Another person who got the news that day was Paul Giuliano, manager of Fleet Feet, in Montclair.

Part of the local running world, Giuliano helped to originate the Sunset Classic, the summertime race in Bloomfield and Glen Ridge to benefit the Bloomfield Educational Foundation. In a telephone call last week, he said there were many things to remember about Fleming — charismatic, a great guy — but Guiliano spoke about the race which began in 1987.

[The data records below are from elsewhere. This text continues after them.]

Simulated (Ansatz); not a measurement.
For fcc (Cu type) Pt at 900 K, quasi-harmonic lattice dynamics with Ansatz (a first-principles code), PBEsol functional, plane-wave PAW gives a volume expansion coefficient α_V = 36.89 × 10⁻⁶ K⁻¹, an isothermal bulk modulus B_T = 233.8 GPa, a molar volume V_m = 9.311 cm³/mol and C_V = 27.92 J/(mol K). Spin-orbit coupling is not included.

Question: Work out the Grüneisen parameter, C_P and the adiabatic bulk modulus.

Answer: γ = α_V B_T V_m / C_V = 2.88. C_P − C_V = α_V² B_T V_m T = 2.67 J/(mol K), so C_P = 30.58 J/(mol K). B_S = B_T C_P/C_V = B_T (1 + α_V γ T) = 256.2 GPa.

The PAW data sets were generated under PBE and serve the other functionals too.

“He was very helpful in getting the Sunset Class off and running,” he said. “It was one of the best 5-mile races back in the day. Back then, there were 2,000 to 3,000 runners. It had a festive, party atmosphere. They did that for 10 years and then it went on hiatus.”

To restart the race, the organizers again reached out to Fleming. The Sunset Classic has currently been staged for 17 straight years.

“His running background was huge and he knew how
to put on a race,” Guiliano said. “He put us in the right direction.”

He last heard from Fleming when he received a message from him wishing him good luck in the Boston Marathon, in which Guiliano ran Monday, April 17, 2017. The last time he saw Fleming was the day he died. But he saw him on film.
According to Giuliano, the Boston Athletic Association had produced a movie on the Boston Marathon which was being given a one-night screening at a movie theater complex in Clifton. Giuliano said he and some friends were watching the film. Fleming appeared in a film clip, racing. “‘Hey, there’s Tom,’ we said to each other when we saw him,” Giuliano said.

It was after the screening and they were outside. The smartphones were turned on and they read the news.

“I’m still shocked,” Giuliano said. “When he came into the room, you just wanted to listen to him. He’s going to be missed by a lot of people.”

Giuliano said there will be something special done for Fleming at the 2017 Sunset Classic.

Glen Ridge Councilman Peter Hughes said after his first marathon he crawled across the finish line. Fleming then coached him for six months he cut 45 minutes from his time. He crossed the finish line with a smile.
“Joe Di Vincenzo has announced he will dedicate the track at Brookdale Park to Tom,” Hughes said.

He also recalled a quote by Fleming.
“Coming in second just means you’re the first guy to lose,” he said.
Glen Ridge Councilman Dan Murphy, the present director of two races run in the borough on Thanksgiving, the Ashenfelter 5-K and the Fleming Mile, said Fleming was part of the fabric of Glen Ridge and Bloomfield. Murphy was responsible for having the mile race named for Fleming.

“The last time I saw him was at the start of the Cherry Blossom Run,” he said. “Joe Di Vincenzo gave him a shoutout. He brought him to the microphone.”
The Cherry Blossom Run is a 10K race most recently staged Sunday, April 9. 2017.

Murphy said Fleming had a runner in the Cherry Blossom race. She won. Her name, he said, was Alexandra Niles.

In a telephone interview this week, Niles, said she first met Fleming about eight years ago when she wanted to become a runner. She started with shorter distance races. Fleming convinced her to run the marathon.

“He was as good a person as everyone says,” Niles said. “The last time I saw him was Sunday. I spoke to him on the phone Monday or Tuesday about my training plan for the week.”

On Wednesday, Niles said she checked her phone. There was a message from Alban Basmajian, Fleming’s assistant at MKA. He needed the phone number of Fleming’s daughter.

“I knew something was wrong,” she said.
A memorial service is planned at MKA, on Sunday, April 30, 10 a.m.